On 7/16/25 20:18, Peter Geoghegan wrote:
> On Wed, Jul 16, 2025 at 1:42 PM Tomas Vondra <to...@vondra.me> wrote:
>> On 7/16/25 16:45, Peter Geoghegan wrote:
>>> I get that index characteristics could be the limiting factor,
>>> especially in a world where we're not yet eagerly reading leaf pages.
>>> But that in no way justifies just forgetting about prefetch distance
>>> like this.
>>>
>>
>> True. I think it's simply a matter of "no one really needed that yet",
>> so the read stream does not have a way to do that. I suspect Thomas
>> might have a WIP patch for that somewhere ...
>
> This seems really important.
>
> I don't fully understand why this appears to be less of a problem with
> the complex patch. Can you help me to confirm my understanding?
>
> I think that this "complex" patch code is relevant:
>
> static bool
> index_batch_getnext(IndexScanDesc scan)
> {
> ...
> /*
> * If we already used the maximum number of batch slots available, it's
> * pointless to try loading another one. This can happen for various
> * reasons, e.g. for index-only scans on all-visible table, or skipping
> * duplicate blocks on perfectly correlated indexes, etc.
> *
> * We could enlarge the array to allow more batches, but that's futile, we
> * can always construct a case using more memory. Not only it would risk
> * OOM, it'd also be inefficient because this happens early in the scan
> * (so it'd interfere with LIMIT queries).
> *
> * XXX For now we just error out, but the correct solution is to pause the
> * stream by returning InvalidBlockNumber and then unpause it by doing
> * read_stream_reset.
> */
> if (INDEX_SCAN_BATCH_FULL(scan))
> {
> DEBUG_LOG("index_batch_getnext: ran out of space for batches");
> scan->xs_batches->reset = true;
> }
>
> It looks like we're able to fill up quite a few batches/pages before
> having to give anything to the read stream. Is that all this is?
>
> We do still need to reset the read stream with the "complex" patch --
> I see that. But it's just much less of a frequent thing, presumably
> contributing to the performance advantages that we see for the
> "complex" patch over the "simple" patch from your testing. Does that
> seem like a fair summary?
>
Yes, sounds like a fair summary.
> BTW, don't think that we actually error-out here? Is that XXX comment
> block obsolete?
>
Right, obsolete comment.
>> So that's the other thing this probably needs to consider - some concept
>> of how much effort to invest into finding the next prefetchable block.
>
> I agree, of course. That's the main argument in favor of the "complex"

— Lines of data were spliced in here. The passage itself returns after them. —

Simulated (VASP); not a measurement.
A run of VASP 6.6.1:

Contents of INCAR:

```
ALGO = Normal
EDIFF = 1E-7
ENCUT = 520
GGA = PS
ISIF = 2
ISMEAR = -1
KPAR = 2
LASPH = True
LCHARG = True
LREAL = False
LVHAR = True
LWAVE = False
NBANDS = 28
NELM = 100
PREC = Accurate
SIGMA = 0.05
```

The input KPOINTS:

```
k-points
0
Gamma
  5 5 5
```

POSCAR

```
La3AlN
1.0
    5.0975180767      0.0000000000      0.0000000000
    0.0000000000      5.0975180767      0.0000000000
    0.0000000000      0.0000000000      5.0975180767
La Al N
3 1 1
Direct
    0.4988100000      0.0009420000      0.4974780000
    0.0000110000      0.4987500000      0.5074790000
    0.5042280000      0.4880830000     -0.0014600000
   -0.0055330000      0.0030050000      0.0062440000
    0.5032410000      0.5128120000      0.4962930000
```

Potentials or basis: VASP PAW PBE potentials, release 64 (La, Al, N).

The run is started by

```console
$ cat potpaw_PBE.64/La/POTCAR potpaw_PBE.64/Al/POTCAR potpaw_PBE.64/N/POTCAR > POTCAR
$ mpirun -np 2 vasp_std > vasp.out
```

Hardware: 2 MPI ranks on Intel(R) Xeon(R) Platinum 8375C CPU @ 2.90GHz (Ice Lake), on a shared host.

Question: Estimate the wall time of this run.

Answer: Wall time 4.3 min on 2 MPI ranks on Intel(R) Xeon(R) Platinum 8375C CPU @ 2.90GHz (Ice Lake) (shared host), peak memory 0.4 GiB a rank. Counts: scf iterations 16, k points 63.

> design. Every possible cost/benefit is relevant (or may be), so one
> centralized decision that weighs all those factors seems like the way
> to go. We don't need to start with a very sophisticated approach, but
> I do think that we need a design that is orientated around this view
> of things from the start.
>
> The "simple" patch basically has all the same problems, but doesn't
> even try to address them. The INDEX_SCAN_BATCH_FULL thing is probably
> still pretty far from optimal, but at least all the pieces are there
> in one place. At least we're not leaving it up to chance index AM
> implementation details (i.e. leaf page boundaries) that have very
> little to do with heapam related costs/what really matters.
>
Perhaps, although I don't quite see why the simpler patch couldn't
address some of those problems (within the limit of a single leaf page,
of course). I don't think there's anything that's prevent collecting the
"details" somewhere (e.g. in the IndexScanDesc), and querying it from
the callbacks. Or something like that.
I understand you may see the "one leaf page" as a limitation of various
optimizations, and that's perfectly correct, ofc. I also saw it as a
crude limitation of how "bad" the things can go.
regards
--
Tomas Vondra